While we were fast asleep on the eve of the Ride the Bridges benefit bicycle ride on Sunday the 15th, a ride to benefit the Northern California Special Olympics (we were riding the 55 km on the tandem), a horrible, horrible person killed innocent people in Orlando for no reason. I couldn’t comprehend it when I heard it on NPR as we drove to the start of the ride, and 4 days later, I still cannot. I see outrage, grief, outpourings of feelings on social media, outrageous words emanating from the mouths of people who command a huge share of media content, and none of what they say makes any sense, or adds perspective, or comforts the families and friends who are suffering loss.
You all know me, I have words and I use them, usually (I think) cleverly and interestingly, or you wouldn’t read my blog (all 3 of you; I love you!), but in this instance, I have nothing. I have feelings, and I have not the words to describe them. Mostly, I want to cry, and cry for the parents whose child was dragged into a man-made lagoon at the Disney Resort in Orlando (why not “alligators live here; pay attention” signs, Disney? Boo!). So many feelings, so much sadness, and no words.
I read the words of other people with a fair amount of social media influence, or opinions, or more words than I have, and I wonder what drives them to say those words, to opine on a topic of which they have no actual experience or knowledge, and their words are splashed all over periodicals and the Internet. I halfway admire that, and halfway am repulsed that they can sum up their feelings and knowledge of what happened so quickly.
I suspect it will be months before the people immediately affected by this awful, terrible action by a disturbed person can even begin to process this event, especially given how the media is in their faces, looking for their words before those people have even begun to understand their lives without their loved ones. I wish the media would relax and let these suddenly and unexpectedly bereft people deal with their awfully-altered lives.

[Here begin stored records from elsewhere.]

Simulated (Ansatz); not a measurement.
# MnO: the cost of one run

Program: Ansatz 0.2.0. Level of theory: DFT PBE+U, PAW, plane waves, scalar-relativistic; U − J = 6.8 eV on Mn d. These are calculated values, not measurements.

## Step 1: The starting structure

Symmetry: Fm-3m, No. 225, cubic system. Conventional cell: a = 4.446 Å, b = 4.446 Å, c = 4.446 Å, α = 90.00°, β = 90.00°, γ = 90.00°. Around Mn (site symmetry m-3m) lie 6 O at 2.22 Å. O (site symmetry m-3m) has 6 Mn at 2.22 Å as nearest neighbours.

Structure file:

I have no clever words, no time to refine my feelings. I wish I could hug all those survivors and families who lost loved ones, to give them a piece of humanity,because the virtual stuff is okay, but cold, and these people need a human touch.
I offer sympathy and peace to them, and to the Universe, and hope these two tragic and unrelated incidents offer ways for people to reconnect and share peace and love with the world.
Orlando, I’m sorry for your losses. That is all.